From the left (broadly speaking) Obama is being criticized for spineless vacillation in walking back from his first statement on the mosque. From the right (broadly speaking) he is attacked for being out of touch with the American public. First he affirmed the centrality of religious freedom and the Constitution's protection of it -- which was widely assumed to mean he wanted the mosque to be built. Next day, he said he would offer no opinion on the wisdom, as opposed to the legality, of building the mosque. The muddled message exposed him to attack from both sides. Those who extravagantly praised his first statement, going beyond what he said and reading it into it what they wanted to see, were left looking stupid.

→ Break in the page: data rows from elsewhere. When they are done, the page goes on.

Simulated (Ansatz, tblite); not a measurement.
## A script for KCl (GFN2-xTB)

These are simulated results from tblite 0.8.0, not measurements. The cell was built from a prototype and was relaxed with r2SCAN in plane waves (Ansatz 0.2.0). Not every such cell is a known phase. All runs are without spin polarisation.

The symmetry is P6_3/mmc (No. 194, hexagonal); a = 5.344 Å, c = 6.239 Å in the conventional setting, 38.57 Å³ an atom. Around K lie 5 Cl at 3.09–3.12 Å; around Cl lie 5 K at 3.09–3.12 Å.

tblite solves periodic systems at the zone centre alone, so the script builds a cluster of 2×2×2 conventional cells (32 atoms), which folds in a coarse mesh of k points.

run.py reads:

It was incompetent politics, all right, yet the position Obama stated -- including the walk-back, not despite it -- strikes me as both principled and reasonable. The Constitution protects the core value of religious freedom, and the mosque builders are perfectly within their rights to go ahead. Whether it is wise to go ahead in the face of so much public unease is a separate issue.
Even those who take the absolutist line -- the Constitution protects it, so it should happen, end of discussion -- are not as absolutist as they think. Many advocates of the mosque cite the First Amendment as though that is that, but also take the trouble to point out that the building is not a mosque but a cultural center containing a mosque; that it is close to Ground Zero, not at Ground Zero; that it will be a center for moderate Islam, not the fundamentalist kind; and so on. Those are all very good points, but only if you are judging the wisdom as opposed to the legality of the project. They are irrelevant if you believe the First Amendment is all you need to know and the question of wisdom is therefore a "clever little dodge". The First Amendment would protect a mega-mosque (with or without dining facilities) directly overlooking Ground Zero dedicated to teaching a radical anti-American strand of Islam. I dare say not every defender of the project would also care to defend that.